The Deep Fried Turkey
November 17, 1999. Detroit Free Press.
Deep-frying a whole turkey requires cooking it outdoors in a tall pot with plenty of oil. It's quick, taking just 3 1/2 minutes per pound to cook a whole bird, but the equipment investment is greater than with other methods. Deep-frying sears the turkey, locking in the juices. But there are drawbacks -- you can't cook the stuffing in the turkey and there are no pan drippings for gravy. Rob Eastman, founder of Eastman Outdoors in Flushing, which makes outdoor leisure products, says sales of the company's deep-fryers have doubled in two years: "It's a very hot trend right now," he says. "We started off in specialty stores such as Dunham's and Gander Mountain and now find ourselves in Sears and JCPenney catalogs."
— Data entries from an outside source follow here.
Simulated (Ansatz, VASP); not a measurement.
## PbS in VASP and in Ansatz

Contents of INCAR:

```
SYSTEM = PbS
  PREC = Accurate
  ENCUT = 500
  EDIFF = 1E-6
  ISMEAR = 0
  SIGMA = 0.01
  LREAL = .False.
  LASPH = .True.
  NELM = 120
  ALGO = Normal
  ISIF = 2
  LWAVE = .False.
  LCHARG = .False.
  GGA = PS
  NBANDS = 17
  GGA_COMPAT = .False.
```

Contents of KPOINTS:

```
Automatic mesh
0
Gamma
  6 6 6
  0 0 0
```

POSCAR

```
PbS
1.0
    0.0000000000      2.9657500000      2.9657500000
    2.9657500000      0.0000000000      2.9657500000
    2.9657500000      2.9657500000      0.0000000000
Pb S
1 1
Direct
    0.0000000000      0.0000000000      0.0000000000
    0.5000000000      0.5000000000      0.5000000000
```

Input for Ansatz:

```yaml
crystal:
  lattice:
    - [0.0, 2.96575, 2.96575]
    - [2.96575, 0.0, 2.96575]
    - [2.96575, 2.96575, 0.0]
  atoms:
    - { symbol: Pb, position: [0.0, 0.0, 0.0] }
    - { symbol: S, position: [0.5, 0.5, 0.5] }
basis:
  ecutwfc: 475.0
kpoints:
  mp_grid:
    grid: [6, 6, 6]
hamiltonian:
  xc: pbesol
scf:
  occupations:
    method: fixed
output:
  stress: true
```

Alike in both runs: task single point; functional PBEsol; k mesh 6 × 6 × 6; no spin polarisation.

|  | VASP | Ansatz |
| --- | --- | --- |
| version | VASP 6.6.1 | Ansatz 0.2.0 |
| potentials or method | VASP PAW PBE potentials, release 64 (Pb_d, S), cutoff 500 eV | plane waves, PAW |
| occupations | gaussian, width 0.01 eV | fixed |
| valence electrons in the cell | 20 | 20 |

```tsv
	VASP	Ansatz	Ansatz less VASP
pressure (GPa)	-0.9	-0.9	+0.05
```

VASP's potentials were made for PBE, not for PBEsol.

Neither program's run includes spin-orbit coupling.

HOW TO DEEP FRY A TURKEY: Before you start, read the manufacturer's instructions for the deep-fryer thoroughly. Set it up outdoors on the driveway or other hard surface and attach the propane tank. It's wise to protect yourself with long pants, long-sleeved shirt, heavy apron and long, heavy-duty oven mitts. You may want to wear safety goggles, and if your hair is long, pull it back. Rinse the turkey and pat it dry inside and out. (Remember: Hot oil and water don't mix.) If you have a turkey with a pop-up timer, remove it. You'll need a lot of oil. Following the manufacturer's instructions, we poured about 4 gallons of peanut oil into the pot. Peanut oil is recommended because it less likely to burn or smoke at a high temperature. Afterward, we thought we could have used a little less oil than we did. Heating the oil on a windy day was tricky. The burner flame blew out twice and it took a long time -- 45 to 50 minutes -- to bring the oil up to 350 degrees. Normally, it should take about 20 to 25 minutes, according to the manufacturer. Then we followed instructions to dunk the turkey a few times into the hot oil, using the hanger that comes with the fryer. This sears the skin and gets rid of excess moisture. Each time we dunked the bird, the oil bubbled and splattered, which was a little nerve-racking. After lowering the turkey into the pot the final time, we marked the time and cooked it for about 3 1/2 minutes per pound. As the turkey fried, the pot rumbled and shook a little, so we turned down the heat. Then it took a while to bring the temperature back up. This probably wouldn't be a problem on a less windy day. During frying, a little fountain of hot oil bubbled up through the turkey's cavity. After 40 or so minutes, we pulled out the bird. It was crisp and golden brown. We used an instant-read thermometer to check for doneness: 170 degrees in the thickest part of the breast and 180-185 in the thickest part of the thigh.
WHAT WE FOUND: Dealing with a huge pot of bubbling oil is kind of intimidating, but the finished bird was quite moist and not greasy-tasting. The skin didn't get as crisp as we thought it would, but that could have been because of the fluctuation in oil temperature. The quickness and novelty of this method is the attraction. It also frees up oven space for other holiday dishes. But you have to be careful dealing with such a large amount of hot oil.
COOK'S NOTE: To add flavor before deep-frying the turkey, you can inject the turkey with a marinade or rub a seasoning mixture under the skin.